Hi Super People,
I wanted to ping the collective about two thoughts I’ve been having about error handling.
Idea One:
is an idea that was briefly discussed with Michael before, which is a “notify on failure” concept, in which handler(s) would be executed on failures as opposed to successes. Thus a task could have two sets of handlers, one when things are good, one when bad. The way I am thinking of this the host where the failure occurred would be taken out of the host list after executing the notify_on_failure handler(s)
example:
- hosts: all
tasks:
- name: upgrade code
action: yum pkg=foo state=newest
notify: test and start foo
notify_on_failure: rollback foo
My rationale for this is around code deployments. I know there are related ideas floating around about this, like: https://github.com/ansible/ansible/issues/1312, and https://github.com/ansible/ansible/issues/127
Generally curious if this is still interest here (I think there is, but not enough for actual work yet) or if there is mental momentum to another approach on triggering handlers when things don’t go right.
Idea Two:
A “global” stop on a playbook task if a host, or threshold of hosts fail a task. This is different from what I believe the current default behavior is: stopping executing a play on an individual host if a task fails (and ignore_errors is not set) but continuing on other hosts. The rationale here is again around code deployment. The desired outcome is for the task to stop executing on all hosts if the task fails on one, or a threshold of hosts. The notion is that a failed code deployment (lets say the failure is detected by a test script failure post yum triggered upgrade) should not have to go through the process of failing and rollback on all the other hosts if it is obviously a bad release. This idea could also be extended to allow a percentage of hosts in the task to fail. Lets say on a farm of a 100 app servers three are broken somehow, but not removed from inventory, you wouldn’t want to stop your deployment for three failed tests, but you would want to stop it for 15 failures (out of a 100).

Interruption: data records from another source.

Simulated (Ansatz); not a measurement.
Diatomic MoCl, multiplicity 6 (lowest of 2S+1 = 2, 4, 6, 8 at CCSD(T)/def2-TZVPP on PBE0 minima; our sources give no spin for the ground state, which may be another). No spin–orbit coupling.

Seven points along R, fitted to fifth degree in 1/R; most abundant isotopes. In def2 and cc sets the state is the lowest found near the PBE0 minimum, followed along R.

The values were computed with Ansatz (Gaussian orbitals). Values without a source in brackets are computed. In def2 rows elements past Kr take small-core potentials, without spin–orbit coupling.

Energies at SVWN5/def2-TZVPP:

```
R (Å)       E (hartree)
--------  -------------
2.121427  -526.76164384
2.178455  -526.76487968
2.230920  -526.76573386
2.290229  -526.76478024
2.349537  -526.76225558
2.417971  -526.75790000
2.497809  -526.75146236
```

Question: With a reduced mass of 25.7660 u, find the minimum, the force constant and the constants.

Also I do see some extra complexity on implementing this as the play wouldn’t be able to stop executing the exact time a task fails but at the “top of the loop” for the next set of hosts in line for execution. Obviously this approach is not going to work if you are deploying code to 100 servers with an argument of -f 100 as they would all fail in parallel. This is expecting that code deployments would be executed in smaller chunks using small -f values or use of the serial play argument.
- hosts: all
stop_on_failure: True
or
stop_on_percentage_threshold: 15
tasks:
- name: upgrade code
action: yum pkg=foo state=newest
notify: test and start foo
notify_on_failure: rollback foo
My main goal here is to see if there is interest from the community on these ideas. From an app deployment perspective they seem useful, but it would be good to know if I am delusional or missing existing functionality.
cheers
Jonathan